Why is it that Hollywood consistently runs storylines about people who are guarding (or searching for) Artifacts of Apocalyptic Power, what are guarded by (or also sought by) Mysterious Deadly Bad Guys Capable Of Killing With A Single Finger —
— and the good guy quite obviously doesn’t know the Good End of a firearm from the Bad End?
I mean, call me nutso, but if this schmuck is the mythical Bartender of the Silver Light, charged by Fate with recovering the Sacred Swizzle Stick of Horus before it Ends The World As We Know It — and knowing that said schmuck is going to be opposed by the fanatical (and deadly) Wombat Clan of Egyptian Ninjas (Transylvanian chapter #5496) — don’t you think it might be somewhat wise for the afore-mentioned schmuck to have the entire Thunder Ranch syllabus under his belt?
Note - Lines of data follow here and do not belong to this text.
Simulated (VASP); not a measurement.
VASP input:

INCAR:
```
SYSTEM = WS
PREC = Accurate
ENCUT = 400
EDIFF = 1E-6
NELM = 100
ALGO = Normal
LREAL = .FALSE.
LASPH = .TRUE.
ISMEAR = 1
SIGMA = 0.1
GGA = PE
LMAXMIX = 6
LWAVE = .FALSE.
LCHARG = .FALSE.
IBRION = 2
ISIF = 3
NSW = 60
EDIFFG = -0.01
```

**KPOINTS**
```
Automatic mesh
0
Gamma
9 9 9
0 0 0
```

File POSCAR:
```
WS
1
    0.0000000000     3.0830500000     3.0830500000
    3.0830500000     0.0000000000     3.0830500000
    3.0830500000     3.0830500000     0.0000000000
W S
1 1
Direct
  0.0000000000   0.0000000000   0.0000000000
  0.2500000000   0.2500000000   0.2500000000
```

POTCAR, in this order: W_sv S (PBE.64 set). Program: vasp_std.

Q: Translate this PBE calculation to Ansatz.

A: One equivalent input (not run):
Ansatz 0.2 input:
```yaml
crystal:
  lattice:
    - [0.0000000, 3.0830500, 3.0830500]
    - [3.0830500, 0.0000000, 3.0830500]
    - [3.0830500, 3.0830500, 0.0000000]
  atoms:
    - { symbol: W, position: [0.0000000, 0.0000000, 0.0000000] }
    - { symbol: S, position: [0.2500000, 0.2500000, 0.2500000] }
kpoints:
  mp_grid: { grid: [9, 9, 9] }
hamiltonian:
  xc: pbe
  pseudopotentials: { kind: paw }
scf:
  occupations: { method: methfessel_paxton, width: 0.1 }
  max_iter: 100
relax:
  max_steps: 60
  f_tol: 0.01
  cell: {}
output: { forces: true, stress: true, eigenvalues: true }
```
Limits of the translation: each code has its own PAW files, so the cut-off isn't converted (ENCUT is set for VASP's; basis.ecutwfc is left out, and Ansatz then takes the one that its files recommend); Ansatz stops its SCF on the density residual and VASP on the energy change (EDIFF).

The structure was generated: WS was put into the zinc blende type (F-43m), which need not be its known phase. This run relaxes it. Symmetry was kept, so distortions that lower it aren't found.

And don’t these people have any friends? Relatives? The half-a-bubble-off-of plumb uncle that doesn’t get invited to family reunions; the cousins with NASCAR bumperstickers and cookbooks full of recipes for ‘possum; or the high-school and/or military buddies that went on that roadtrip to Mexico resulting in 110 sutures, mysterious blood stains, some enigmatic tattoos, short-term antibiotic regimens, and oaths of secrecy?
Or is that just me?
With the Fate of the World at stake, you’d think any self-respecting secret society worth the name would have the funds set aside for some decent prior training, or — if the training isn’t possible — the direct phone number to Blackwaters Rent-A-Friend Program.
*grouchgrouchgrouch*
Mysterious Emissary: “LawDog, you are the last descendant of the girlfriend of the second squire of the third-to-last Equerry of the Benedictine Chapel that once sheltered a lost patrol of Knights Templar for a rainy weekend. It is your DEEESSSS-tiny to recover the Holy Truss of Saint Fred the Sproinged before it is used to bring an end to the world!”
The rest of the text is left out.